On Nov. 21, Baucus unveiled the third package in a series of proposals to overall the tax code, which he called bloated and outdated in a Nov. 21 press release.

“The last major overhaul of our country’s tax code occurred in 1986,” Baucus stated. “Since then, there have been more than 15,000 changes to the tax code, and the law has become increasingly complex. More must be done to simplify tax rules, lessen the burden on small businesses and jumpstart job growth.”

The discussion draft focuses on reforming cost recovery and tax accounting rules, including a repeal of accounting methods such as LIFO (last in, first out). The discussion draft would require businesses to deduct the cost of research and development, natural resource extraction, and 50 percent of advertising expenses over 5 years.

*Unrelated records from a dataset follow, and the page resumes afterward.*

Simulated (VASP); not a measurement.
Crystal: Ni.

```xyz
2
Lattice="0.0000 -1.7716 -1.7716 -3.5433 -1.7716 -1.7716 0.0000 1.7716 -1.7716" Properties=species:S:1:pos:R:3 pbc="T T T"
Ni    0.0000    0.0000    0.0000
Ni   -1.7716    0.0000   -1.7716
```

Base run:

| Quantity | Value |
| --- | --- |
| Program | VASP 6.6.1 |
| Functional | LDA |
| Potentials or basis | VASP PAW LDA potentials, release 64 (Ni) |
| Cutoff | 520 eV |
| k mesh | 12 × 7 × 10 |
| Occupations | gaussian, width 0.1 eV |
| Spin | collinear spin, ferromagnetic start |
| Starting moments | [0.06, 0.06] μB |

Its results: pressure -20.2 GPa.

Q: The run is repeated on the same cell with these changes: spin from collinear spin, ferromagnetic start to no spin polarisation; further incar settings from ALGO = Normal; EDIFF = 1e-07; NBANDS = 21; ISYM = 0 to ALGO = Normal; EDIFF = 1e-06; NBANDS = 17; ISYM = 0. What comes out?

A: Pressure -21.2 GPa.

Like research and experimental costs for other industries, intangible drilling costs (IDC) can be fully deducted in the first year for most independent U.S. oil and gas companies under current law. Integrated oil and gas companies are limited to deducting 70 percent in the first year, an API spokesperson told Rigzone. Under the proposed changes, independents and integrated companies would only be able to recover 20 percent of IDCs in the first year, and would have to amortize the remaining costs over the following five years, Brian Johnson, tax lobbyist with API, told Rigzone.

IDCs typically consist of the salaries for drillers, as well as fuel and hauling costs. In July, API unveiled a study which found that delaying the oil and gas industry’s ability to quickly recover intangible drilling cost recovery would result in losses for U.S. oil and gas production and jobs.

It also would replace the current rules for depreciation of assets with a system based on estimates from the Congressional Budget Office (CBO), reduce the number of major depreciation rates from more than 40 to 5, and eliminate the need for businesses to calculate depreciation separately for each of their assets, other than real property, according to the discussion draft. Baucus has requested CGO produce a letter detailing their analysis of economic depreciation rates of tangible assets.

The Senate Finance Committee is expected to release a new tax reform policy draft before the end of next week, Politico reported Friday.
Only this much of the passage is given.